12 Throwback Covers That Make Us LOL
Our Premier issue of American Patchwork & Quilting showcased a quilt in a small diamond, so we had lots of white space to write words on. We quickly learned that bigger pictures of beautiful quilts were much more fun to look at!
Although one of the first rotary cutters was invented by OLFA in 1979, most patterns still called for templates and scissors until the early 1990's. This cover promises to teach readers the magic of rotary cutting and how to use one!
Dark lighting, dark furniture, and family pictures in the background. Need we say more? (And can we talk about that lampshade?!)
Have you ever looked at a quilt and thought, Let's take a picture of it in a wheelbarrow? Thankfully, we don't anymore, either!
We want to concentrate on the beautiful quilt, but we can only focus on the creepy Santas. (Those are even worse than Elf on the Shelf, right?)

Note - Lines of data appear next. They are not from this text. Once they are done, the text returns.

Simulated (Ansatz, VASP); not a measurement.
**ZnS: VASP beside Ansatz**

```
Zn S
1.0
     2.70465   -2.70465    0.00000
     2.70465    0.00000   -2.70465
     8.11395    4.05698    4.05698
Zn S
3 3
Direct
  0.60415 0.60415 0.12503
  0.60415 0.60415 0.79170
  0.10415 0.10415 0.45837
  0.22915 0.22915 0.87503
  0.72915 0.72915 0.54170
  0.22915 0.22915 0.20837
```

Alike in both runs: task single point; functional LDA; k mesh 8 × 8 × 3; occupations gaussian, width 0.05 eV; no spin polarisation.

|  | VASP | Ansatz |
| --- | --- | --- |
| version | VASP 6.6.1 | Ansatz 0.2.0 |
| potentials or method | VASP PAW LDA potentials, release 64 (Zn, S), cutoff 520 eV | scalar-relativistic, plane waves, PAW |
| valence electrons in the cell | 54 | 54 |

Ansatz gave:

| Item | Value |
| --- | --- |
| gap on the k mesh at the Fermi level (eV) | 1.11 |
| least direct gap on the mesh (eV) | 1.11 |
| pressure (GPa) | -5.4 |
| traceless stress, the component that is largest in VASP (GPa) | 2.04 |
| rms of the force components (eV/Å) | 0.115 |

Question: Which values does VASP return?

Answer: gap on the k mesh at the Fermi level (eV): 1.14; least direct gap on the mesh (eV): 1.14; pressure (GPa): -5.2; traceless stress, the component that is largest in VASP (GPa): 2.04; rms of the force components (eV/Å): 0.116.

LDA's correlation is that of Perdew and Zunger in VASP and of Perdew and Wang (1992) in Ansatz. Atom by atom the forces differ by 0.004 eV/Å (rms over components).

Now, we can take it for granted that a quick internet search can give us a video tutorial, a free pattern, or step-by-step instructions. But in 1999, we were first premiering our website and it was a big deal -- and we called it Cyber Quilting!
We forget one very important thing for our "Star-Spangled Issue" -- a star block quilt on the cover. Whoops!
It's such a striking cover, but if you look closer, things don't seem quite right. We have a bed and pillows on the floor and a quilt strung on a clothesline indoors.
For our 10th anniversary issue, we're still talking about the joys of rotary cutting! (Although, with the popularity of die-cutting and quilts-in-a-day now, cutting a quilt in a weekend doesn't seem that impressive.)
Anyone else getting nervous with those sharp skates next to that beautiful quilt?
In our effort to make things "strinkingly simple", we didn't add enough words or pictures on the cover to let you know what was inside!
Let's call this cover: "How many font sizes can we use on one page?"